Data-Liberation-Front / csvlint.rb

The gem behind http://csvlint.io
MIT License
287 stars 88 forks source link

Improve validation of URIs #60

Open ldodds opened 10 years ago

pezholio commented 10 years ago

https://github.com/sporkmonger/addressable looks promising

Floppy commented 10 years ago

For https://github.com/theodi/shared/issues/160

ldodds commented 10 years ago

The goal here was to try and improve the validation around URIs.

Currently the code use URI.parse. This will catch some errors but also lets through some values which probably shouldn't be treated as a URI. For example it parses any string as a valid relative URI. Looking again at the definition of xsd:anyURI that might be fine.

We also check to see whether its a http or https URI. This was an attempt to improve things, but may be overly limiting.

So the issue was to decide whether we wanted to keep what we are doing or improve things based on expected use cases for URIs in CSV data.

pezholio commented 10 years ago

Hmmm... Yeah, I see what you mean now. Looking at the spec, I think you're right, a xsd:anyURI defines a URI to be relative or absolute, so I think what we have is actually fine. We should probably get rid of the checking for http or https too.

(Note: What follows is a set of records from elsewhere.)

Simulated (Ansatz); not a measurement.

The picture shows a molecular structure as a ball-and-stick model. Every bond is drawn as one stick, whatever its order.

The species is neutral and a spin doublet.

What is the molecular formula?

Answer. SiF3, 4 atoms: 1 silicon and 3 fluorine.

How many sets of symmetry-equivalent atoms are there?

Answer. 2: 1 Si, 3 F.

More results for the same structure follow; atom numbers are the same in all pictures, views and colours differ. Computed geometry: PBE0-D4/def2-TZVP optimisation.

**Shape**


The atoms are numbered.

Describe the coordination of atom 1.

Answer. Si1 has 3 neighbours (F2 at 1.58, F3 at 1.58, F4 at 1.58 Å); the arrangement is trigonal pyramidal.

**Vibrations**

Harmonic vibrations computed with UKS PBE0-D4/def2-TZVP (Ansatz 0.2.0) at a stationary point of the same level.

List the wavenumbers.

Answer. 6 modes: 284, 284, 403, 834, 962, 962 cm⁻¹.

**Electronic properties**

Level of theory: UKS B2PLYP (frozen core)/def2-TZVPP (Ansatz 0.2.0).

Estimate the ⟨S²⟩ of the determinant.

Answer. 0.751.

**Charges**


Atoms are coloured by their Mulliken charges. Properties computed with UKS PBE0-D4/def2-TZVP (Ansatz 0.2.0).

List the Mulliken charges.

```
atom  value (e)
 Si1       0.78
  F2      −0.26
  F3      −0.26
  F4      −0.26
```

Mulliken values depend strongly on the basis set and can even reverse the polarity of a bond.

pezholio commented 10 years ago

I've been giving this a bit more thought, and I think we should leave it as is. In most (if not all) instances, people are going to be using absolute URIs, and if we change it so it includes relative URIs, it'll match pretty much everything as a URI, which will mean a CSV with columns that are mainly URIs, but with the odd line of (unspaced) text will validate correctly.